Employee groups back automatic TSP enrollment, new default fund

Officials decide to hold off on three other potential changes, including restrictions on where funds are invested.

A federal Thrift Savings Plan advisory panel decided Tuesday to back proposals for legislation allowing automatic employee enrollment in the plan and changing the default fund for indecisive investors.

At a biannual meeting of the Employee Thrift Advisory Council, representatives from labor unions and other federal employee groups expressed support for the proposed changes to the 401(k)-style program on the grounds that both would be beneficial to participants.

Under the 2006 Pension Protection Act, Congress gave public and private sector organizations the ability to offer an "opt out" approach to 401(k) plans. The law allows organizations to automatically enroll employees into such plans unless they indicate otherwise.

TSP officials originally designed the proposal to offer a 90-day period for employees to opt out. But TSP Executive Director Gregory Long said agency responses to this time frame were negative, triggering officials to modify the proposal to provide enrollment immediately. Employees could later choose to get out, he said.

Long said the default contribution for automatic enrollment would be 3 percent, largely because employee contributions are matched fully up to 3 percent.

A representative from the National Treasury Employees Union indicated that the legislation should give TSP officials the flexibility of changing the default contribution, should 3 percent not prove to be the best option. "After some experiences down the road, you may have to go back to Congress and get a legislative change," he said. "That way, you don't have to go back to Congress if you discover that 3 percent isn't the right level."

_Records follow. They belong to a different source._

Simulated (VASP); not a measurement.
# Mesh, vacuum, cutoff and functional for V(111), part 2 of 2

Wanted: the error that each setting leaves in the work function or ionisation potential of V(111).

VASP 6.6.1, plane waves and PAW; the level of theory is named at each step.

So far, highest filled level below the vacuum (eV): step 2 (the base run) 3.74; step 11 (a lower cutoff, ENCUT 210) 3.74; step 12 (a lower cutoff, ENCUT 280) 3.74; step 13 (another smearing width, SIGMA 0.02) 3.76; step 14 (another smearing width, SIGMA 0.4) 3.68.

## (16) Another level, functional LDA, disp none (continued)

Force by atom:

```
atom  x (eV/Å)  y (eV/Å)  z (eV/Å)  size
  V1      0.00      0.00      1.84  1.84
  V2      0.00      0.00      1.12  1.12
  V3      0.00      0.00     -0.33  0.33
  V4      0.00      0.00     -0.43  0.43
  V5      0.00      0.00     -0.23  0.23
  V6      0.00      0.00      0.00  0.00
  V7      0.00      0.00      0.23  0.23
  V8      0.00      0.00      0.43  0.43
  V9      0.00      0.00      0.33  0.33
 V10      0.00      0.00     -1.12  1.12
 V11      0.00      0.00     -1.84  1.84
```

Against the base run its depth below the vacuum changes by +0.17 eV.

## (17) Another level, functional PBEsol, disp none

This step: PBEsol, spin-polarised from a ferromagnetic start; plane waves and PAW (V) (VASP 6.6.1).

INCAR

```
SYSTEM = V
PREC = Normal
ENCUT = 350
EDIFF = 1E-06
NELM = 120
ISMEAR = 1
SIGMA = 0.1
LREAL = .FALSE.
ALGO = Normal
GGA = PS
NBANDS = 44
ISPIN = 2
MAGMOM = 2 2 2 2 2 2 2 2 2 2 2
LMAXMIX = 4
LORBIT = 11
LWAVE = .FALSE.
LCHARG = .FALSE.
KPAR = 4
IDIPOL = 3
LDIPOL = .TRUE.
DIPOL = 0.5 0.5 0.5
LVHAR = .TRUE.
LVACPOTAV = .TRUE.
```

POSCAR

Another proposed change involves switching the default fund for investors who do not express a preference from the less-risky government securities fund to the TSP's life cycle options, which invest in a more conservative mix of funds as employees near retirement.

TSP officials noted that employees who do express a preference are most likely to choose the L funds, warranting the change. But representatives of the groups indicated that changing the default fund would require increased outreach to alert employees to the risks of investing in the L funds.

"We will let people know that if they don't make a choice, [money] will go into the L funds, and that does involve some risk," Long said. "The best long-term effects are in the L funds."

Representatives unanimously agreed that the default fund proposal would be beneficial. "Looking back on it now, knowing the advantage of diversifying investments, I support taking the default to the age-adjusted L funds," said Richard Strombotne of the Senior Executives Association.

Meanwhile, TSP officials and group representatives agreed to hold off on three other potential changes -- the addition of a Roth option, the allowance of contributions from bonuses and the addition of restrictions on where funds are invested.

Long indicated that offering the Roth option, which would allow employees to make after-tax contributions, would benefit a very small percentage of participants. "If you expect your tax rates in retirement are going to be higher when you retire than now, then it makes sense," Long said. "But that's not most people."

Long said he believed that given the internal costs of such an option to the TSP, and some agency concerns over increased payroll costs associated with the Roth option, it would be best to "wait a few years and revisit the issue at that time."

The president's 2008 budget request included a proposal that would allow employees to contribute bonus money to the TSP. "I don't see a lot of benefit for employees having this particular benefit right now, given the fact that they go right up to the [Internal Revenue Service] limit, which is $15,500 with a catch-up provision of another $5,000 for those age 50 and above," Strombotne said.

The council also determined that six different pieces of legislation recently introduced to divest funds that support terrorism in Iran and genocide in Darfur, Sudan, were not in the best interest of all participants. "Putting restrictions on funds of where employees should invest their money is not our business," said James Sauber, chief of staff of the National Association of Letter Carriers and chairman of the council.

Officials and employee representatives agreed to revisit the issue of divesting funds. In the meantime, they said, employees can make their own choices as to where to invest. "Just like if you don't like doing business at a particular store, you don't go there," said Richard Brown, president of the National Federation of Federal Employees.

The council also re-elected Sauber as chairman and Brown as vice chairman. Both are four-year appointments.